His non-fiction books include As If (1997), about the trial of the two young boys convicted of killing the toddler James Bulger in Liverpool in 1993, and Too True (1998), a collection of essays and stories. His poetry includes the collections Dark Glasses (1984), winner of a Somerset Maugham Award, and The Ballad of the Yorkshire Ripper (and Other Poems) (1987). His memoir, And When Did You Last See Your Father? (1993), an acclaimed, moving account of his father's life and death, won the J. R. Ackerley Prize and the Esquire/Volvo/Waterstone's Non-Fiction Book Award and was made into a film in 2007, starring Colin Firth. A second memoir about his mother, Things My Mother Never Told Me, was published in 2002. His critical work includes editing (with Andrew Motion) The Penguin Book of Contemporary British Poetry (1982), and he has also written a number of plays, screenplays, and a book for children. His latest publication, a novel entitled The Last Weekend, has just been released.

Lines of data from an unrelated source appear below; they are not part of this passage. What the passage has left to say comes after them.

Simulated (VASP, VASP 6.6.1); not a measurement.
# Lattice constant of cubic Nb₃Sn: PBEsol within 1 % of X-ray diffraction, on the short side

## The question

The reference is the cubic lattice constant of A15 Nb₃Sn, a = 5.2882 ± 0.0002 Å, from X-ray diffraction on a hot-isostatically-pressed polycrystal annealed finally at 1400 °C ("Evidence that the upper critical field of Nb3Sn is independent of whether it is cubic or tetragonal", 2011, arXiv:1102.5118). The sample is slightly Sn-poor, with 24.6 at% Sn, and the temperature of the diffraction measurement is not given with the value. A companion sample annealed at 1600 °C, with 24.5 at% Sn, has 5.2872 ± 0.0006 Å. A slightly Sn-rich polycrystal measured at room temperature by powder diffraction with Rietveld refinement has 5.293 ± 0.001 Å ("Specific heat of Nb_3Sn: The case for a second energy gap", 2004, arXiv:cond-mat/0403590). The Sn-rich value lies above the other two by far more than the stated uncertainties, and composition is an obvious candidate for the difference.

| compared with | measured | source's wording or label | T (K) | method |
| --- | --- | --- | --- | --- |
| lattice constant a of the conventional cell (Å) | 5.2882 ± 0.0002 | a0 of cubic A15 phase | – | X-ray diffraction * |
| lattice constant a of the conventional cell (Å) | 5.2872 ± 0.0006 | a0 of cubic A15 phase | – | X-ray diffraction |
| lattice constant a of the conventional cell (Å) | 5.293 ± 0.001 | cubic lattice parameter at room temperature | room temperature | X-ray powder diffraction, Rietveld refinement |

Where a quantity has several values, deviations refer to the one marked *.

A Fellow of the Royal Society of Literature, and former Chair of the Poetry Book Society and Vice-Chair of PEN, Blake has written fiction, poetry, journalism, literary criticism and libretti, as well as adapting plays for the stage. Since 2003, he has also been Professor of Creative and Life Writing at Goldsmiths College. He lives in south London, with his wife and three children.

The Last Weekend
Set over a long weekend in East Anglia, Blake Morrison's new novel is the chilling story of a rivalrous friendship - as told with deceptive casualness by the narrator, Ian. It opens with a surprise phone call from an old university friend, inviting Ian and his wife, Em, for a few days by the sea. Their hosts, Ollie and Daisy, are a golden couple, and the scene is set for sunlit relaxation. But dangerous tensions quickly emerge. In taut, lucid prose, with flashes of wit and moments of troubling uncertainty, Blake Morrison perfectly conveys the stifling atmosphere of a remote cottage in the hottest days of summer. Ominous revelations from Ian's past slowly intrude. And his rivalry with Ollie intensifies as they resurrect a seemingly forgotten bet made twenty years before. Each day becomes a series of challenges for higher and higher stakes, setting in train actions that will have irreversible consequences. The Last Weekend is a deftly crafted page-turner, where little can be taken for granted and nothing is quite as it seems. It offers a dark, haunting tale of friendship, sexual passion and jealousy - and confirms Blake Morrison's reputation as one of Britain's most talented writers.